Multi-node setup

A multi-node installation requires between three and five dedicated Secure Service Container (SSC) LPARs, which must be organized in an LPAR group (cluster). A multi-node installation is recommended if your accelerator requires more IFLs than a single drawer of your IBM Z® or LinuxOne hardware can provide. Tests have shown that the distribution of large workloads to different LPARs leads to a better performance. It is also a good idea to start with a multi-node setup if you expect your workload to grow considerably.

The head node is the controlling node. Externally, it communicates with the networks outside of the cluster. It is paired with one or more Db2® subsystems; it connects to the management network defined in the HMC activation profile, and optionally connects to GDPS® servers. Internally, the head node communicates with the data nodes.

The data nodes mostly communicate with the head node and with each other. Communication hardly leaves the network. Data nodes require a connection to a management network, but this connection is only used initially, when software is transferred from the head node, and for the collection of trace data.

Confined head-node deployment

A confined head-node setup is the only way to deploy a multi-node accelerator. In a confined-head node setup, the head node and one data node share one LPAR. How many additional data node LPARs you need depends on the number of drawers in the system.

Important:

The confined-head node setup is the only deployment option for a multi-node accelerator. A different deployment option, such as the cross-drawer setup supported by previous product versions, is not supported anymore.
You can run shared IFL workloads on the data LPARs of a confined head node setup. However, this is not recommended for performance reasons. If you do run shared workloads, make sure these are rather small workloads. Ideally, an accelerator cluster takes up the entire resources of an IBM® z16® system.
The distribution of MLNs across drawers and LPARs is determined by PR/SM. It is not possible to interfere manually with this process. In the example figures in this section, you find optimal distributions, which might not be achieved in reality.
LPAR, CPU, and memory placement play an important role in the performance of a multi-drawer setup. Any LPAR, CPU or memory that needs to work with another LPAR, CPU or memory not in the same drawer might show a certain degree of performance degradation due to cross-drawer communication. The extent of this degradation depends on the workload mix.
Each node, that is, the head node and each data node, requires the same amount of memory (RAM).

For 2 drawers:

For systems with two drawers, 4 LPARs are recommended. This translates to two LPARs per drawer. See Figure 1.

If you want to increase the system capacity, you can add IFLs to the existing drawers until you reach 50 IFLs per drawer. This leads to a very good scalability of the performance. The same is true for adding two additional drawers.

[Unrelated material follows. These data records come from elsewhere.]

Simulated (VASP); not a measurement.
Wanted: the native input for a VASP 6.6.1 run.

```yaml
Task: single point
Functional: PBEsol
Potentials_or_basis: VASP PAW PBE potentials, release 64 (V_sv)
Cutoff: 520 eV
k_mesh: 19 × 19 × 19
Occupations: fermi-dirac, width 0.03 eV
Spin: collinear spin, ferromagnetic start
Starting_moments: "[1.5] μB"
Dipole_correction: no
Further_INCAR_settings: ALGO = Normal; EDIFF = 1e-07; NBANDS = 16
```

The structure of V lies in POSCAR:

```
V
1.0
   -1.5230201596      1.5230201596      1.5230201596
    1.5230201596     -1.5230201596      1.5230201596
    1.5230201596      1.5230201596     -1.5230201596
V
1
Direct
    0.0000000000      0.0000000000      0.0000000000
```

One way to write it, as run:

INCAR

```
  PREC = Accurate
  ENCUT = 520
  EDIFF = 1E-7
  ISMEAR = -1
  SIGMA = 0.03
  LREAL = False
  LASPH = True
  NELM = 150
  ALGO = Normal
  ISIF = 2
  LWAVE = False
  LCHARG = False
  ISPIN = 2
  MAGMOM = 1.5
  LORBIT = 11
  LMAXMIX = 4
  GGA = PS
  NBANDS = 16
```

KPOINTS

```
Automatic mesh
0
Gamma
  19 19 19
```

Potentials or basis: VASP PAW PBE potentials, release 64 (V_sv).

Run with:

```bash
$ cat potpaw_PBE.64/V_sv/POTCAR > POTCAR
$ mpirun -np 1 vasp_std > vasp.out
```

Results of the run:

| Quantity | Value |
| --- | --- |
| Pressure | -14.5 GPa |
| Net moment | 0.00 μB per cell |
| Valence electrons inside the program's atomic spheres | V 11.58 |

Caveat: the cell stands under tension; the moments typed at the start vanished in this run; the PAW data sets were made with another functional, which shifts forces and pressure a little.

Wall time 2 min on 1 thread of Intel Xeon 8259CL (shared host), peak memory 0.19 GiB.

Confined head node setup with two drawers — Figure 1. Confined head-node setup with two drawers

For 3 drawers:

For a system with three drawers, install 3 LPARs, that is, one LPAR per drawer. See Figure 2.

If you ran four LPARs on a system with only three physical drawers, or used a system with an unbalanced number of IFLs and an unbalanced amount of memory, the overhead caused by the resulting cross-drawer memory access could be so significant that a three-drawer system would be barely faster than a two-drawer system. This is why three LPARs are recommended for a three-drawer system (one LPAR per drawer).

Confined head node setup with 3 drawers — Figure 2. Confined head-node setup with three drawers

For 4 drawers:

For IBM z16 systems with four drawers, four LPARs are recommended. That means one LPARs per drawer. See Figure 3:

Confined head node setup with 4 drawers — Figure 3. Confined head-node setup with four drawers

The term MLN refers to a database limit that defines the maximum number of "multiple logical nodes" per processing node. In this case, you have one logical node for the catalog and up to three logical nodes for data processing in the head node LPAR, plus two or four logical nodes for data processing in each data LPAR.

The IFLs on the head node should be dedicated IFLs. The IFLs of the data nodes, on the other hand, can be shared IFLs. Usually, the sharing has no great impact on the performance. This allows you, for example, to share the IFLs of a production data node with less important LPARs, such as another single-node accelerator for development and testing purposes.

Background: IBM Z hardware distinguishes between dedicated and shared IFLs. If an IFL is dedicated to an LPAR, it belongs to that single LPAR and the PR/SM Hypervisor does not treat it as a potential resource any longer. If an IFL is not dedicated, it is shared, and thus belongs to the shared processor pool. The PR/SM Hypervisor dynamically re-assigns IFLs out of the shared pool to LPARs depending on the LPAR weights (priorities) and the resource requirements.

It is important that every LPAR runs in a single drawer only, so that cross-drawer traffic can be avoided and the available machine resources are used as much as possible.

Important:

In general, to change the number of LPARs, a complete reload of the accelerator and a fresh installation is required. For example, if you start with a three-drawer system with one LPAR each (as recommended), and then want to add a fourth drawer, create a new setup to reinstall the cluster with 4 drawers.
To extend a two-drawer system to a four-drawer system, you need not reinstall the entire system. Here, you can migrate normally. So instead of having two LPARs that share one drawer, you end up with one LPAR per drawer.
The recommendation is to use dedicated IFLs only. However, if you want to use a confined head node setup for shared IFL workloads, make sure that the LPARs that provide the shared workloads have a significantly lower priority than the LPARs of the confined head node cluster. This way, the slowing impact on the performance is kept at a minimum.